Home » Blog » B+Trees – How SQL Server Indexes are Stored on Disk

B+Trees – How SQL Server Indexes are Stored on Disk

2014-06-18 - General, Series, SQL Server Internals, Storage Wednesday

Introduction

SQL Server organizes indexes in a structure known as B+Tree. Many think, B+Trees are binary trees. However, that is not correct. A binary tree is a hierarchical structure organizing nodes (table rows) in a manner that allows searches to be executed extremely efficiently. On the flipside, the binary tree structure is very volatile when it comes to updates, often requiring the entire structure to be rebuilt when a single data point was changed. (See Wikipedia for more details.) That makes binary tree a very poor choice when it comes to persisting data on disk.

The B-Tree

In 1972, Rudolf Bayer and Ed McCreight, both working at Boeing at the time, were looking for a way to overcome some of the shortfalls of the binary tree. Their solution was the B-Tree. The main difference between a binary tree and a B-Tree is that the latter allows for more than one data point (table row) per node. B-Trees are also balanced, which means that the time it takes to execute a search within this structure is mostly independent of the value to be found.

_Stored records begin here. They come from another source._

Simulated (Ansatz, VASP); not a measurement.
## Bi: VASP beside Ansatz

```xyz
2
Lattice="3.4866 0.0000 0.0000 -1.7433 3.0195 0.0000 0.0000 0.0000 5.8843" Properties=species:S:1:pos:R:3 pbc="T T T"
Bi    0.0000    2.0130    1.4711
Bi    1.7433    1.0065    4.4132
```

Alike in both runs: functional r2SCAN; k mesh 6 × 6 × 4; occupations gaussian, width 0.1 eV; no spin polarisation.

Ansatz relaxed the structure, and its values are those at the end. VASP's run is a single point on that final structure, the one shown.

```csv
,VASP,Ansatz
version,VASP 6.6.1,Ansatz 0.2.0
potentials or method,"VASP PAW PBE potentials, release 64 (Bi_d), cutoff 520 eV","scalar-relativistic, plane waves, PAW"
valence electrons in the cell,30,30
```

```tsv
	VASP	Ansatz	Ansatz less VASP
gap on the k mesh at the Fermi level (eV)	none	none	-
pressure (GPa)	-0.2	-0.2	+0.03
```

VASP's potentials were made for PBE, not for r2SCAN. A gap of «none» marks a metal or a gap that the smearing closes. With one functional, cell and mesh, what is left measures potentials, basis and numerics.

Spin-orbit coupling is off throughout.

For a long time it was unclear what the "B" in the name represented. Candidates discussed in public where "Boeing", "Bayer", "Balanced", "Bushy" and others. In 2013, the B-Tree had just turned 40, Ed McCreight revealed in an interview, that they intentionally never published an answer to this question. They were thinking about many of these options themselves at the time and decided to just leave it an open question.

The B+Tree

B-Trees are a lot more efficient than binary trees when it comes to updates, but some operations can still turn out expensive, depending on where the node that will hold the new or updated data lives in the tree. Therefore, another optimization was made to B-Trees to help with this problem. Instead of treating all nodes equal, the new structure has two types of nodes. The lowest level nodes, also called leaf nodes, hold the actual data. All other nodes including the root node only hold the key values and pointers to the next nodes. This type of tree is called a B+Tree and you can see an example below:

There are no limitations on the number of key-pointer-pairs or data rows within a node. The only limitation is that all leaf nodes have the same distance from the root node. That means that the work to seek for a particular data point is always the same, no matter what the key value is. It also keeps updates very localized in the tree. I might have to move a few rows to a new node during an update but then I probably only need to change a single parent node to integrate that new node. It is however possible for a single change to affect every level of the tree, but those changes are rare. You can find more information about B+Trees here.

B+Trees in SQL Server

SQL Server stores its indexes in B+Tree format. There are a few exceptions - for example temporary hash indexes, created during a hash join operation, or column store indexes, which are not really indexes at all. However, all key-based clustered and non-clustered persisted SQL Server indexes are organized and stored as B+Trees.

Each node in such a tree is a page in SQL Server terms and you will find two page types in each index. The first type are the data pages (pages of type 1). Each leaf level node in a SQL Server B+Tree index is a single data page. The second type are intermediate index pages (pages of type 2). Each node in an index B+Tree that is not a leaf level node is a single page of type 2. Those pages contain rows just like the data pages. But in addition they contain a pointer for each row that identifies the next child page. That child page can be either of type 1 or of type 2, depending on the location in the B+Tree.

Summary

SQL Server stores key-based persisted indexes in the form of a B+Tree. Each node in such a tree is represented by a single page. Data pages build the leaf level of the tree while all other nodes are made of single pages of type 2.